BLM Braxton’s Life Matters,
Will

Tale 151 ~B Prepared For Virgil~

The only thing I like preparing for is bed. Now, with the many, many girls I’ve been with, Ha-Ha. It’s Braxton securing the hallway, ensuring I was tucked in, and then taking his post on the corner of the bed I remember most. “B Prepared For Virgil.”

Wednesday, November 29, 2023

Tale 151 ~B Prepared For Virgil~

Bless Me, Echo,
For I have sinned. And as Romans 6:23 puts it, “For the wages of sin is death.” Positivity this morning? No way.

As a matter of fact, since I’m going all biblical so late this morning at 8:00 AM, I had an epiphany. And no, not that my son is dead, and he’s never coming back. Hell, my Braxton, “I said he doesn’t look a thing like Jesus.” But I give more of a (crap) about him than… Hell, God the Father, my actual father, myself? And that’s where the epiphany comes in. Do you remember Inspector Echo, that I existed in five-minute increments? The world will end in five minutes, so I’m all “Three Little Birds?” “Don’t worry about a thing.” That’s what sleep is to me. Last night, I didn’t even bother turning on the sleep meditation, so I had dark thoughts. And in a word like King Theoden… DEATH!

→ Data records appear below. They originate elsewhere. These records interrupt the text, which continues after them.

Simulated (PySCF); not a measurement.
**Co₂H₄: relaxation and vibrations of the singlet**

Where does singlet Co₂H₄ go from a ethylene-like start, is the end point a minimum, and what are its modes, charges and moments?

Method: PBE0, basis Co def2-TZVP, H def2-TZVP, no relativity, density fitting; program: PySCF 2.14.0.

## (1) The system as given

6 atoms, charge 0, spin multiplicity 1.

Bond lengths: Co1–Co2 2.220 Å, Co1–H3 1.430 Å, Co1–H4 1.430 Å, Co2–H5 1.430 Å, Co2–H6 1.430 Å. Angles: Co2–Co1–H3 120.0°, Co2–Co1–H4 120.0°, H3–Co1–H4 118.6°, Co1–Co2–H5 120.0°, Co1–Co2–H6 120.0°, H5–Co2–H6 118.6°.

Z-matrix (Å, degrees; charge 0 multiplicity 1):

How many pop culture references is that so far? Christianity, Mockingjay, The Killers, Bob Marley, and Return of the King. Anyway, long story short. I don’t want to wake up. And when I do to days like this… My father’s friend is replacing the water heater, which means I’m broke. I know, Inspector, I’m a broken freaking record. The floor and walls are still messed up. There’s no food save for a bucket of shrimp (like nine). And some BBQ. When’s payday again? And does it even matter? Am I beginning to understand that earworm that’s been in my head for a few days? Braxton? It’s Michael Jackson’s “Who Is It?” Particularly the chorus, “And it doesn’t seem to matter. And it doesn’t seem right.”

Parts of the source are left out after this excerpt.